Improving CellProfiler Speed




I have been running a CellProfiler3.0 pipeline locally on my laptop for some time. For a typical 96-well plate (4 fields, 3 channels), it takes around 3-5 hours to run. We recently upgraded to 384-well plates in hopes of starting screening, and it’s taking well over 20 hours/plate. The program always indicates that it is running 4 workers, and I have done as much as I can to shorten the processing time (hiding all windows on run, reducing measurements collected, etc). I am wondering what would be the best way to improve processing time. We are open to getting a new desktop if necessary, or running on the cloud if that is feasible (my understanding of cloud computing is minimal). Thank you very much!


Without knowing really anything about your setup or pipeline I can’t really give good advice other than

  • Make sure you’re using ExportToDatabase (in SQLite mode is a good place to start) not ExportToSpreadsheet
  • Give CellProfiler a temp directory with lots of file space.

A dedicated image processing machine with plenty of RAM and disk space isn’t a bad idea if you’re planning to do screening; if you want to try running in the cloud there are ways to do that but whether it’s better to do that vs buy a new machine depends on a lot of factors (your comfort with executing things from the terminal, whether you’d rather spend a lot of money up-front vs smaller amounts over time, exactly how much data you want to run and how complex your pipeline is).


I can attach my pipeline if that could help identify the best solution. I am completely unfamiliar with running programs in the cloud, but if it is simple to learn, I am open to it.

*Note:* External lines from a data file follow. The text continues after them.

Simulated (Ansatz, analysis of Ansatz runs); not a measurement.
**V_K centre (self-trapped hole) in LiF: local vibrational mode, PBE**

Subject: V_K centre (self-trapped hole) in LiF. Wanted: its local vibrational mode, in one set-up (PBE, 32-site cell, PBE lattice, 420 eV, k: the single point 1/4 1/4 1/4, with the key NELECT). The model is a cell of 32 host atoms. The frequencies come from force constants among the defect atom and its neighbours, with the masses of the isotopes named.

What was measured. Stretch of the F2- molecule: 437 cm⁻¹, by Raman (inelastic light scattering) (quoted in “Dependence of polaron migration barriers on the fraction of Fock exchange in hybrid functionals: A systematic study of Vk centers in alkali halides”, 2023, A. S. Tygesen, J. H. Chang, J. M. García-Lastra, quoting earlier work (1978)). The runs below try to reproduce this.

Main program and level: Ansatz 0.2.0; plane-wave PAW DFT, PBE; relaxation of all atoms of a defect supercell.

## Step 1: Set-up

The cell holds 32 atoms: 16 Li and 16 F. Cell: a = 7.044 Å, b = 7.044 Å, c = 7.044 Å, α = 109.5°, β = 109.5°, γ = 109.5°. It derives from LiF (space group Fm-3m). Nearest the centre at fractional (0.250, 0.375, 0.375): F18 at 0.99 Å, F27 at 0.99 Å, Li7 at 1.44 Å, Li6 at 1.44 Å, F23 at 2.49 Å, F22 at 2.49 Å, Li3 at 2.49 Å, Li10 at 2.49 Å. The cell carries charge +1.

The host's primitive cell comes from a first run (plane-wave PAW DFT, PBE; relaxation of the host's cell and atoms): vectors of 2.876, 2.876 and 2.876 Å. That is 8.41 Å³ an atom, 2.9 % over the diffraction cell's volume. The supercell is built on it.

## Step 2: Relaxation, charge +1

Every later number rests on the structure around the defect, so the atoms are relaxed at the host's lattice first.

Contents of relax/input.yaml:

@bcimini Why is exporting to a database faster than exporting to a CSV-file? I did some preliminary testing with a small image set (only 6 images), and the pipeline took 4 min 10 sec with ExportToSpreadsheet, and 5 min 30 sec with ExportToDatabase (SQLite). I realize that with such a small sample set, there might some overhead that confounds the results, and I will try with a larger samples as soon as I have figured out how to see the total run time after completion of the pipeline, so that I don’t have to wait around to time the results. But it would be interesting to hear your experience and the reason why database export would be faster.


For large sets it is faster because the measurements are written to the database as-you-go, not held in a temporary file where they then have to be written out at the end. That’s my understanding anyway.